The first few things I wrote years ago were done with a regular old word processor.  It was a pain in the ass.  Every time I went to do a new draft, I’d have to manual go in and change the “continued” and all that stuff.  Setting the tabs was awful.  Making sure everything was formatted correctly caused me so much panic.

I was never able to full jump into just the creative part of screenwriting because the mechanics were always in the back of my mind.  Well, truthfully, they were front and center.

A year or so ago I got Final Draft.  It’s the industry standard for screenwriting and I totally see why.  It’s basically a word processor program specifically designed to write scripts.  I don’t have to think about anything other than the story when I use it.  When you hit Enter to go on to a next section, it asks you if you want this to start with a character, dialogue, scene header, whatever.  With a click, you can be back on track.  It becomes second nature and it makes the whole process so much quicker and easier.

Here’s something else I just found out about Final Draft.  Okay, I mentioned before that Lesley and I are going to start on a spec script to show that we can write television as well.  I Googled Modern Family scripts and found a link to a template that plugs right into Final Draft!  There are plug ins for pretty much every popular show out there.  And if you’re writing a spec script, the best idea is to do it for a popular show.  As much as I loved The Middleman, writing a script for that would make little to no sense!

Yes, the software is a little expensive, but if you’re serious about writing, I can not recommend it enough.  Here’s a link if you want more information.

Tales From the Script: Part 2 (Storytime)

In our last episode, after a few attempts at screenwriting, I found a great writing partner in Lesley Braden.

Lesley’s idea (and the script is already registered with the WGA so just try and steal it, buster) was about a woman in her mid to late 30s who was tired of people either harassing her or taking advantage of her time because she was single.  She creates a fake guy on Facebook and puts herself in a relationship with said guy.  It’s Bridesmaids meets The Social Network.  Both movies just came out.  Both movies were successful.  Kristen Wiig changed Hollywood overnight and showed the women can open a comedy and make a ton of money.  Lesley’s idea was original, fun and hugely marketable.  I was hooked!

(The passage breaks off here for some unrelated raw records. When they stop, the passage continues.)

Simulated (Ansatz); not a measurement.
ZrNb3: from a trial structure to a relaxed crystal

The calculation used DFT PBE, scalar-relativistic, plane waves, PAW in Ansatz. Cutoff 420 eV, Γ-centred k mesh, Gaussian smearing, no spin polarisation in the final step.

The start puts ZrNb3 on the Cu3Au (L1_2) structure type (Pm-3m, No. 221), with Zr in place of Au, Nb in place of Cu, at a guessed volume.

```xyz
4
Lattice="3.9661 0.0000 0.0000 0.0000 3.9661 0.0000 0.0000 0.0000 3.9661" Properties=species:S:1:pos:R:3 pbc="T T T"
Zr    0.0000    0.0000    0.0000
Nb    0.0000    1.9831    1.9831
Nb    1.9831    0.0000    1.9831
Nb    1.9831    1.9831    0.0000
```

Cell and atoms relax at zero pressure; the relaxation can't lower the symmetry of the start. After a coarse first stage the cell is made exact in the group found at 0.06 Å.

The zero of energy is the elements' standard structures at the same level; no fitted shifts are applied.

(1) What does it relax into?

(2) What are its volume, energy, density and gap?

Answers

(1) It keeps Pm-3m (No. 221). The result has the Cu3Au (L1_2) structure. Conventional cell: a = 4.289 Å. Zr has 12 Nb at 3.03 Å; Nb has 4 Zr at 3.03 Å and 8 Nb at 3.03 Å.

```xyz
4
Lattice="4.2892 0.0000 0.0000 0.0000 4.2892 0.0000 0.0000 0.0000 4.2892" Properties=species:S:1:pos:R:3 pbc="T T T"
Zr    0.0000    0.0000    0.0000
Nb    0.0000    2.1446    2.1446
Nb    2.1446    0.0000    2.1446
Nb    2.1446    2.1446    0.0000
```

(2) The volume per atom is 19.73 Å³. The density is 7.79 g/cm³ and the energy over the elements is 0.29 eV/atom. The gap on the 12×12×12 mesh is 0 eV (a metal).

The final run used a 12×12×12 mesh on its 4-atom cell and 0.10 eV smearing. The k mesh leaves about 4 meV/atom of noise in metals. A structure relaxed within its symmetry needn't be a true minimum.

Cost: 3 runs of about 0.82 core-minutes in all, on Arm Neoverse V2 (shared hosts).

Initially we started writing it with the two of us in mind to play the lead character and her slacker roommate.  I have friends who have production companies in Michigan, so it seemed like something we could potentially try to raise money and make.  As it went on, we realized how this script would be a really great calling card for us if we wanted to try to get writing jobs.  So we stopped limiting ourselves with set pieces that we could possibly pull off if we were to raise enough money through a Kickstarter campaign of whatever and we decided to shoot for the stars.

When we cracked the story, we didn’t do a traditional outline.  We knew key comedy moments that we wanted to happen and then from there we figured out how to get there.  Using a basic three act structure, we knew too when certain beats had to happen.    As we fleshed out the secondary characters more, our secondary story lines and conflicts started to become clearer too.  We were both on the same page that we didn’t want this to necessarily be a joke based comedy.  We wanted the humor to come from the characters.  We both do comedy though, so naturally the jokes found their way into it.

The crazy thing was that every idea either of us had, the other either found a way to build on it or tweak it into something different.  We never pitched a story element to have the other one say, “That’s the dumbest thing I ever heard”.  I think that’s the key to a strong writing partnership.  You can’t shoot down someone else’s idea without anything of your own to add.   I’m sure it helps that from the beginning we were both really on the same page.

Okay, I’m going to jump ahead in time to the present day.  We’re going to start working on a spec script for a television show.  It’s an idea that I had rattling in my brain for awhile.  I bounced it off of Lesley the other night and instead of shooting down my idea, she said, “That’s great, we could do that or maybe make it this slightly different thing too.”  Okay, that’s not technically a quote, but you know what I mean.  While her idea was slightly different than mine, it also opened itself up for a neat spin on the ideas I already had.  I think the most exciting part of writing a story is not knowing what’s going to happen next.  Changing a small detail, or even a large one, can definitely do that!  I’m looking forward to cracking another story with her.

Tales from the Script: Part 1 (Partnering Up)

I’m at a pivotal point in the screenwriting process.  I thought for my own piece of mind I’d share the journey it took to get here.  I don’t know where this story will end.  I certainly hope it has a happy ending.  Let’s start from the beginning.

I’ve written a lot of screenplays.  Most of them were through my twenties.  I burned all my bridges in radio and television, moved back to Michigan and had the first “real” job of my life working in a Toys R Us.  Over the next few years I went through my Kevin Smith phase.  I first wrote my “Clerks” about a guy who was working in a big box toy store cleverly called We B Toys.

Next when I was in an unhappy relationship and feeling like I was hundreds of miles from where I wanted to be, I wrote my “Dogma” about a couple in an unhappy relationship who die and get stuck in Purgatory…which happens to be a small town in the middle of nowhere.

After that, the unhappy relationship ended so I wrote my “Chasing Amy” about a guy who ends his unhappy relationship and starts a non-romantic relationship.  I guess it was also my “When Harry Met Sally”.  The main character in that one was a struggling stand up comedian.  At the time, I hadn’t stepped foot on the comedy stage yet, so it was just a way for me to get out the material I wrote without having to actually perform it.  Coincidentally, the arc of that character kind of mirrored what I ended up doing creatively in real life years later.

So, after those first few attempts at screenwriting I started doing stand up and seemed to have a knack for it.  Most of my creative juices flowed into that outlet.  Friends asked me if I wanted to partner up with them on scripts, but for one reason or another it never really worked out.

Last year a fellow performer named Lesley Braden and I met with some other performers about starting a sketch comedy group.  That didn’t work out, but Lesley and I found that we worked really well together.  She pitched me her idea for the story we ended up writing and I loved it.   It’s like what they say about love.  You find it when you’re not looking for it.  I wasn’t looking for the perfect screenwriting partner, I just happened upon her!